Common interest theology and economics should be found beginning at the bottom, rather than the top-down logic of corporatism. However, as Rieger correctly notes, there is a great suspicion of people who exist on the margins here in the United States, especially when one examines the public’s response to Hurricane Katrina victims getting a bailout; yet no one questioned Bank of America’s (BoA) or General Motors’ competency when they received similar treatment from the government (54). Rieger proffers that capitalists, with their logic of downturn, refuse to take sin as seriously as socialism does. What Rieger is aiming for is an economic democracy, rejecting a totalitarianism of any kind, where producers and laborers share their resources and responsibilities in the distribution of capital.[iv] What economic democracy calls for is a theology that examines the difference that a liberating religion will make in the lives of those who experience “the logic of downturn in their own bodies” (57).
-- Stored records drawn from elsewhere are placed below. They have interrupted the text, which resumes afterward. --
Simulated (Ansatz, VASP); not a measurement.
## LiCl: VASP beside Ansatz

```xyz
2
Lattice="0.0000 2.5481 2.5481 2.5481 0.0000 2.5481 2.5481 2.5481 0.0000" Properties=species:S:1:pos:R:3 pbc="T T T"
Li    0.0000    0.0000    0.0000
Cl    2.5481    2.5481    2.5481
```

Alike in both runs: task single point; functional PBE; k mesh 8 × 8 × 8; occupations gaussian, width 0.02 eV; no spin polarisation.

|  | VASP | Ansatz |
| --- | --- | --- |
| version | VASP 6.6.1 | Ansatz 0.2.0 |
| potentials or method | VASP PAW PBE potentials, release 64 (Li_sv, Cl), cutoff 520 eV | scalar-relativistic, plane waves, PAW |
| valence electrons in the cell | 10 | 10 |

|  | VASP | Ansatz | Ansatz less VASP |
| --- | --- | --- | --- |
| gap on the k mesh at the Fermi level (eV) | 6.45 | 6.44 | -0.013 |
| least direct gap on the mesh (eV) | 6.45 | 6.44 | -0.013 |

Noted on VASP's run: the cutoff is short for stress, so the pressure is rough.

Chapter 3 “God and the Free-Market Economy”
Like theology, economics is tied to sources of hope (61). “While the principle of the separation of church and state is commonly noted—there is little concern for similar distinctions when it comes to church and economics” (61). The collusion of faith and economics has not been adequately dealt with, and this may be why the financial crisis we see today should be viewed as “a long-term crisis of hope.”[v] Since God’s favor comes from above, God is found at the top of society. This view of God backs the church’s unbalanced tilt toward the “cult of respectability” that can be found in mainline congregations as well as Gospel of Prosperity megachurches such as The Potter’s House in Dallas (64-65). Since the bottom portions of society are not where g*d is located, at its foundation, Adam Smith’s free market leaves the poor to Fate as justice is distributed by nature (67).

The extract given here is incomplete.